But he said some federal agencies may be more lax about their policies because officials believe federal agents aren’t as corruptible as local police officers.

“They all figure all of their people are above reproach, they’re federal agents and they’ve never really had any serious breaches in the security” he said. “And it’s not until you have that breach of security that you have to take some really aggressive steps to rectify it because if it happens then it sets up a lot of problems.”

Agent Lowry isn’t the first FBI employee to come under investigation for improper handling of evidence. Three years ago, a former FBI evidence control technician in Indiana, Melissa Sims, was sentenced to 15 months in prison after she was charged with embezzling more than $30,000 in cash from an evidence room.

The Justice Department itself has prosecuted a host of cases involving corrupt local law enforcement officials caught stealing evidence in recent years.
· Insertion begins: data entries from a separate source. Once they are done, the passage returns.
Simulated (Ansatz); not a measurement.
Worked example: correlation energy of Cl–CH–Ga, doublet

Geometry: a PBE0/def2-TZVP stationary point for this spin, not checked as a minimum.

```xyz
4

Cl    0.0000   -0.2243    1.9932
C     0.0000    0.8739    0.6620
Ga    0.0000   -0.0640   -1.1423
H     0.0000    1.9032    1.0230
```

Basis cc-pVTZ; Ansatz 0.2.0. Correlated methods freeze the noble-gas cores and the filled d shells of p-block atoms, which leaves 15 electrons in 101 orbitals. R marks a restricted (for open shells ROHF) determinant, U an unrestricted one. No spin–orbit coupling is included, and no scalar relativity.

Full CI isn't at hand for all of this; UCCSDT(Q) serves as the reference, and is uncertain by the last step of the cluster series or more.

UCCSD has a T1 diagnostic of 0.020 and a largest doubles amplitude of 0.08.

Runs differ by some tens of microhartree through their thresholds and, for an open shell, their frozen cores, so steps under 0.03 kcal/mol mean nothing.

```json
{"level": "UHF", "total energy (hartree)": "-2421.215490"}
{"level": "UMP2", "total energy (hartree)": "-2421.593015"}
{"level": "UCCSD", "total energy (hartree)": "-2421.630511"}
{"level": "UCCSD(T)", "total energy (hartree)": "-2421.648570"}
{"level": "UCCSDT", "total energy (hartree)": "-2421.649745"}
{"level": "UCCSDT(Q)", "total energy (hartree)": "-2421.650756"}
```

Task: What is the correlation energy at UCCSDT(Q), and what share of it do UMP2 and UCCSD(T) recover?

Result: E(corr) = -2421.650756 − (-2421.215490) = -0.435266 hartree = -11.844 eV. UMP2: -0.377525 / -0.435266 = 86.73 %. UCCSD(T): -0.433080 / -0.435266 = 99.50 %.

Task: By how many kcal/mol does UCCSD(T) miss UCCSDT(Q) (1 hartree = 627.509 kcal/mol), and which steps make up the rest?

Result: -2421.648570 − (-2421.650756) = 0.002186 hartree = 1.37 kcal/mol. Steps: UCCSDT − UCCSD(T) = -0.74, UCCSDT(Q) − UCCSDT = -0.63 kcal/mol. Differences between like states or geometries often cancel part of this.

In 1999, the Government Accountability Office raised concerns about FBI’s controls over seized drugs and firearms in a report noting that internal inspections found “weaknesses in physical access controls” and missing chain of custody documents.

At the time, the FBI insisted that evidence control rooms reviewed by the GAO were monitored by at least one surveillance camera. The Washington Field Office was not among the sites reviewed by the GAO, and it’s unclear why it would lack cameras when other field offices had them 15 years ago.

The Washington Field Office referred questions about its evidence room procedures to the FBI’s national press office, which did not provide a response.

David Harris, a law professor at the University of Pittsburgh and expert on police practices, said even with cameras, there’s no guarantee that surveillance would have caught Agent Lowry if it turns out he’s found to have pilfered drugs or guns.